Manufacturer's Buying Policy Signal Firms Are Expecting Persistent Inflation

In February, the Institute of Supply Management (ISM) reported that the lead time for capital expenditures, production materials, and maintenance and repair supplies hit record levels. Lead times for CAPEX jumped six days to 173 days, materials two days to 97, and maintenance four days to 50.


Leadtimes are a valuable indicator of current and future demand. When backlogs rise and get stretched out, firms protect their production schedules by building safety stocks and placing long-dated orders for materials and supplies to meet expected future demand.


The current generation of policymakers probably does not follow lead times, but the old generation did. (Read the 1994 transcripts of the Federal Open Market Committee meetings). Former Federal Reserve Chairman Alan Greenspan religiously tracked lead times, order backlogs, and delayed deliveries (i.e., vendor performance or supplier delivery index) as signs of future inflation and inventory building. The latter is an essential part of demand-driven fast growth and inflation cycles since it adds a layer of demand, putting more pressure on prices.


In February, the customer inventories index stood at 31%, with 16 industries reporting too low and none reporting too high. The ISM report indicated that February marked the 19th consecutive month customer inventories were at historically low levels. The prices paid index of 75.6% remains relatively high, and 17 industries reported paying more for raw materials and none paying less.


In 1994, with a set of lead time, suppliers index, and price paid data that is not as scary as today, the old generation of policymakers saw the need for substantial monetary restraint to break the inflation cycle and limit the cyclical rise in general inflation. That policy playbook worked as pipeline price pressures never reached the consumer level.
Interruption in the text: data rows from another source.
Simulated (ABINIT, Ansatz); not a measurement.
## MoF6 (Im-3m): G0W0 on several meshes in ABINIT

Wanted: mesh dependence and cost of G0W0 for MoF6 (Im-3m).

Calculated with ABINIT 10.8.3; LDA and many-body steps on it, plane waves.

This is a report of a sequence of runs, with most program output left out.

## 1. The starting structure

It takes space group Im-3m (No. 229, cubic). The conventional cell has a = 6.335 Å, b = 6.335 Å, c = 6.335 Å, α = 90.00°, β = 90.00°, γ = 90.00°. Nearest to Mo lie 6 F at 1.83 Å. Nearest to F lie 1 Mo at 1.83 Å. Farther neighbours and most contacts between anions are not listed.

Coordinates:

It's too late for the current generation of policymakers to follow the 1994 playbook as pipeline price pressures are present at the consumer level, with more to come. Yet, policymakers can make things worse by not acting quickly and aggressively. Russia's invasion of Ukraine complicates the timing of monetary policy adjustment, not the scale, as the stance of monetary policy remains far too easy to break the inflation cycle.